Have you seen the news about people getting scammed by their so-called business partners? I have heard a lot about this case in the past years, which disheartened me. Seeing others getting cheated and losing their life savings because of it, I somehow become skeptical. However, as I continue to grow in my personal and professional life, I learned that I could prevent such from happening. It really pays when you continue to learn and equip yourself. 

Before starting a business partnership or a joint venture, all parties involved should be on the same page to avoid future conflicts. Besides the financial aspect, there are other essential things to be considered.

For me, it is vital to find out your prospective partner’s goals or mission first. Check if your mission or goals are the same or similar to that of your prospective partner. Not knowing about each other’s goals may lead to a conflict of interest and dissatisfaction. It is also essential to understand why that person is doing it – is it for personal gain, or is it for service? If your mission is to serve others, it would be best to work with people who have the same heart. 

It is also equally important to check the values and ethics of the person if it is similar to yours. Regardless of the kind of business you are in, you should do it to make other people happy or make their lives better. Thus, it would be best if you were doing business conscientiously. If you are to venture into such with another party involved, it only fits to check if they value integrity over income the most. Not securing this aspect before diving into the partnership will possibly compromise your business or your morality in the future. 

So here are the questions you should ask your prospective partner before deciding to collaborate or partner up:

  1. Why do you want to partner with me?
  2. What is your goal?
  3. What is your mission in life?
  4. What is your definition of success?

Their answers to these questions will give you an idea of the other parties’ priorities, preferences, and values. 

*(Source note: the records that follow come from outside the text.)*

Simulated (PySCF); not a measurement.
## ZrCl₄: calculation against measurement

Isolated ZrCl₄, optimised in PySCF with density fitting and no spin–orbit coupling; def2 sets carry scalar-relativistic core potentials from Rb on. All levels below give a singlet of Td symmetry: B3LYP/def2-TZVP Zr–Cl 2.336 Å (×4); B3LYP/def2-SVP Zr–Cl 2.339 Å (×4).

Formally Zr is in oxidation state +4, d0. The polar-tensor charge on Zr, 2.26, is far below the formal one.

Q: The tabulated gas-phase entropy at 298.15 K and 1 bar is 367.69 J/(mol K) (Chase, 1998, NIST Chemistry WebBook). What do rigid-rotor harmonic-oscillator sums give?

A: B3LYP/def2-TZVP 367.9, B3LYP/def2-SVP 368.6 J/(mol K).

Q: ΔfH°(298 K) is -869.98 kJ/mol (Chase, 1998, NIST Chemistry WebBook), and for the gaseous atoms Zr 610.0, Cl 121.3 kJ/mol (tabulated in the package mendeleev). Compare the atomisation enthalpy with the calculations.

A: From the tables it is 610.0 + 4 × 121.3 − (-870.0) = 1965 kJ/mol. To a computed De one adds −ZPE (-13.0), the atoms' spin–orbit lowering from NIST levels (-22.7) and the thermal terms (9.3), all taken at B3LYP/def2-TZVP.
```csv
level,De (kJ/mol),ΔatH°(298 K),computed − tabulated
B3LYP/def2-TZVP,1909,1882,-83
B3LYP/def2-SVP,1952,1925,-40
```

Even people who belong in the same family or group of friends have different goals and values, so we should not use kinship or affinity as bases when venturing into something crucial, such as business, with someone. In fact, if that partnership does not work because of the differences you have, it will ruin both your business and your relationship with each other. Therefore, we have to be practical and decide wisely. 

Do you agree with this?



(Photo by Savvas Stavrinos from Pexels)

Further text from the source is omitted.